Hydration Blog

Climbing Mauna Kea

by Tyler Smith,
Director of Sales - Sports Specialty and resident bike fanatic

During the last week of March, I had the privilege of joining my family and a number of my teammates from Ride Sasquatch on a trip to the big island of Hawaii for a team training camp. The goal was to combine some great riding with lots of good local eating, time in the ocean, and some R&R in between it all. There were a number of cycling routes on the island that we enjoyed exploring, but we really had 2 big goals to cross off our checklist of must-do rides - Mauna Loa and Mauna Kea, the two prominent volcano climbs on the island.

We knew both climbs would be challenging, but Mauna Kea was going to be the big test of early season fitness and cycling at altitude. Towering over the island at just shy of 14,000 feet, Mauna Kea is home to some of the world’s top star-gazing observatories, a 360 degree view above the Pacific Ocean, and one of the world’s hardest climbs from sea level. Combining an unrelenting 45 mile trek upward from Hilo Bay, 5 miles of sandy volcanic gravel road, and pitches exceeding 19%, Mauna Kea stacks up against the Alpe d'Huez, and even Monte Zoncolan.

With some average fitness, decent planning, phenomenal support, and sheer luck, I made it to the top of Mauna Kea on March 26th and even had enough oxygen left for a couple selfies and a safe descent off the top. If you have ever thought about tackling Mauna Kea, or another large climb like it, here are a few suggestions to help make the experience as fun as possible.

Tips for Mauna Kea

3 days before: Plan on getting plenty of rest and not spending too much time on the saddle. A couple shake-out rides are fine, but don’t engage in too long of a ride, or too intense of efforts to ensure your legs are ready for the big day. Make an effort to hydrate throughout the day with something like Nuun ALL DAY or even Nuun Active tablets, especially in more humid/hot climates like Hawaii. Eat plenty of nutrient-rich meals in the final days leading up to the ride.

The morning of the climb:
1. Eat a big and balanced breakfast. You will be burning plenty of calories and will need all of the energy you can get your hands on to ensure you make it to the top. If you’re starting in Hilo, I would recommend Ken’s for breakfast - get the lilikoi waffles.
2. Hydrate, hydrate, hydrate. I tried to consume at least 3-4 bottles worth of Nuun Active before we even started the ride. Stopping to pee is always better than stopping because of headaches or cramps.

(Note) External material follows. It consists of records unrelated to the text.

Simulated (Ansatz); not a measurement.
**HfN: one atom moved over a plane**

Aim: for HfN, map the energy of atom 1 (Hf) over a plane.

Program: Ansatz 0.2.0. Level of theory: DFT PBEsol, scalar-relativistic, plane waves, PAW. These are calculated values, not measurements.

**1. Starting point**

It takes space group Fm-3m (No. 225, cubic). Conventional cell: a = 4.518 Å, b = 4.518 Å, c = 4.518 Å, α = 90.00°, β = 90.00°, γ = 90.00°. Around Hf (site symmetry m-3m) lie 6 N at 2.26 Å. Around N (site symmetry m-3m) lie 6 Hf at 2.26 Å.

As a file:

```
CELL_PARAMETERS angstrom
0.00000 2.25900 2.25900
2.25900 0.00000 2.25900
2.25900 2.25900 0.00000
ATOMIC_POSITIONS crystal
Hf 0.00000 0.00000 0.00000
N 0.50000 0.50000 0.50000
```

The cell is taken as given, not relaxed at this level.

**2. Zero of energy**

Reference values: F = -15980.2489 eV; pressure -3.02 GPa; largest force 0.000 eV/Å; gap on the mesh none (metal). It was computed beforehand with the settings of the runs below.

Support strategy: A ride like Mauna Kea is so dynamic that it requires some additional support, usually beyond what you can or want to carry on your bike. We had the luxury of a support truck that met us several times during the ascent, allowing us to refill our bottles, re-apply sunscreen, consume more food, and obtain jackets, gloves, and arm/leg warmers for the freezing summit and descent. It’s also nice to see a friendly face and get some much-needed encouragement.

Bike recommendations: Mauna Kea throws several different types of riding at you, including long sections of freeway shoulder, sharp and punchy climbs, loose sand and gravel, and an exposed descent without many guardrails or safety features. The best bike for the job would be either a cyclocross or gravel road bike, with a big gear range (ideally a compact up front, and an 11-30 cassette or larger in the back) and ideally, disc brakes. Clearance for 28-32c tires is a must-have, as traction is paramount in the loose sand/gravel sections, and MTB pedals and shoes are a good idea as you may be forced to walk your bike for some of those segments. Ensuring that you can carry 2 or more bottles on your frame at all times is crucial.

Hydration and Nutrition:
1. Hydration - Knowing that I had support available up the road, and a chance to refill my bottles, I drank as often as possible, trying to drain at least 1-21oz bottle an hour. I started the day with Nuun Energy (electrolytes with green tea extract caffeine and B vitamins for a little boost) combined with 2-3 Plus for Nuun tablets (our carbohydrate-enhanced tablets). Later in the ride, I switched to Nuun Active tablets and obtained calories from food sources. All in all, I finished 8 bottles worth of Nuun by the top of the mountain, in roughly 7 hours of moving time.
2. Nutrition - after my big breakfast, I tried to consume between 100-200 calories an hour, via bars, gels, and also savory options like beef jerky and potato chips. At 6,000 feet, I ate a bagel with cream cheese, a Snickers bar, and drank some Coke. Basically, I loaded up on as many calories as I thought I could stand, and then stuffed my jersey pockets with more bars and snacks for the ascent to the top. I have been stuck on a ride without food before, and that’s the last place you want to be.

Alternative Plans: Because of the immense size of Mauna Kea and unique climate of the island, weather on the mountain can be very volatile. Freezing temperatures, high winds, and thunderstorms are all a possibility, making it unsafe to travel beyond the visitors center at 9,000 feet. If the conditions are too perilous, the road to the summit will be closed. On the day of our ride, the road had only reopened as we climbed the last few miles to the visitors center. Right after summiting the volcano, the road was closed again due to severe high winds. If on the day of your summit attempt, the road is closed, try the other volcano across the street, Mauna Loa. It’s a little smaller, and the road is more predictable. Weather can still be a factor though, so plan accordingly. And if that route doesn’t seem like a safe bet, there are plenty of other routes on the island to enjoy. After all, you’re still in Hawaii!